Oceanographers and the Cold War: Disciples of Marine Science (Paperback)
Oceanographers and the Cold War is about patronage, politics, and the community of scientists. It is the first book to examine the study of the oceans during the Cold War era and explore the international focus of American oceanographers, taking into account the roles of the US Navy, US foreign policy, and scientists throughout the world. Jacob Darwin Hamblin demonstrates that to understand the history of American oceanography, one must consider its role in both conflict and cooperation with other nations.
Paradoxically, American oceanography after World War II was enmeshed in the military-industrial complex while characterized by close international cooperation. The military dimension of marine science--with its involvement in submarine acoustics, fleet operations, and sea-launched nuclear missiles--coexisted with data exchange programs with the Soviet Union and global operations in seas without borders.

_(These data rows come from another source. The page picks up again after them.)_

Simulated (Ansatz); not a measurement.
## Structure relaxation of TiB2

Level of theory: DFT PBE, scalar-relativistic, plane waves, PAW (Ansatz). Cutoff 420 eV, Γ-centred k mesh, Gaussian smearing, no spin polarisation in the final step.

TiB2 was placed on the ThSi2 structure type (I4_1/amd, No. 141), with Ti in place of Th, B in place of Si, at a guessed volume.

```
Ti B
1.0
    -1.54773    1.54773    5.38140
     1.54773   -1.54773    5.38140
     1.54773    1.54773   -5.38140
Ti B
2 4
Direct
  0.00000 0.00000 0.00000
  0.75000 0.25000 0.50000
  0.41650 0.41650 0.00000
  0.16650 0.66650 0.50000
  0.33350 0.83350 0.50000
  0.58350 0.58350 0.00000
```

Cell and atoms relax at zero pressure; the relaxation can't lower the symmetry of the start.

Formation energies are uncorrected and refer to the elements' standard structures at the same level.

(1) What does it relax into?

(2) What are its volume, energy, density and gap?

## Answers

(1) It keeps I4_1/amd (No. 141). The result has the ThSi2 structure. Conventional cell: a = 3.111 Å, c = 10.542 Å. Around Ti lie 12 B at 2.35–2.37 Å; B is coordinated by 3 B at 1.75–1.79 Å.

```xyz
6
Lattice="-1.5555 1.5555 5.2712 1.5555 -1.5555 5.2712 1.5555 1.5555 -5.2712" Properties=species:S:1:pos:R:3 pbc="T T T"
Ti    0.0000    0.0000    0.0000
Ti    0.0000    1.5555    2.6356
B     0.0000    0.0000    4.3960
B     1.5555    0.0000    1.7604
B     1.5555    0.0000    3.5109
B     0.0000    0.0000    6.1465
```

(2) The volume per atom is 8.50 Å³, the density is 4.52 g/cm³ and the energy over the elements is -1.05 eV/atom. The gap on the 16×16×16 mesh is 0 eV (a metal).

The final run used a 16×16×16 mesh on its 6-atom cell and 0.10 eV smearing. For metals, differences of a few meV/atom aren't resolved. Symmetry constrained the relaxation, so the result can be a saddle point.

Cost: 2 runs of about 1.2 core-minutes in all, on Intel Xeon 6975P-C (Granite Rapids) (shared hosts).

From an uneasy cooperation with the Soviet bloc in the International Geophysical Year of 1957-58, to the NATO Science Committee in the late 1960s, which excluded the Soviet Union, to the US Marine Sciences Council, which served as an important national link between scientists and the government, Oceanographers and the Cold War reveals the military and foreign policy goals served by US government involvement in cooperative activities between scientists, such as joint cruises and expeditions. It demonstrates as well the extent to which oceanographers used international cooperation as a vehicle to pursue patronage from military, government, and commercial sponsors during the Cold War, as they sought support for their work by creating "disciples of marine science" wherever they could.
About the Author
Jacob Darwin Hamblin is professor of history at Oregon State University. He is the author of several books, including The Wretched Atom: America's Global Gamble with Peaceful Nuclear Technology and Poison in the Well: Radioactive Waste in the Oceans at the Dawn of the Nuclear Age.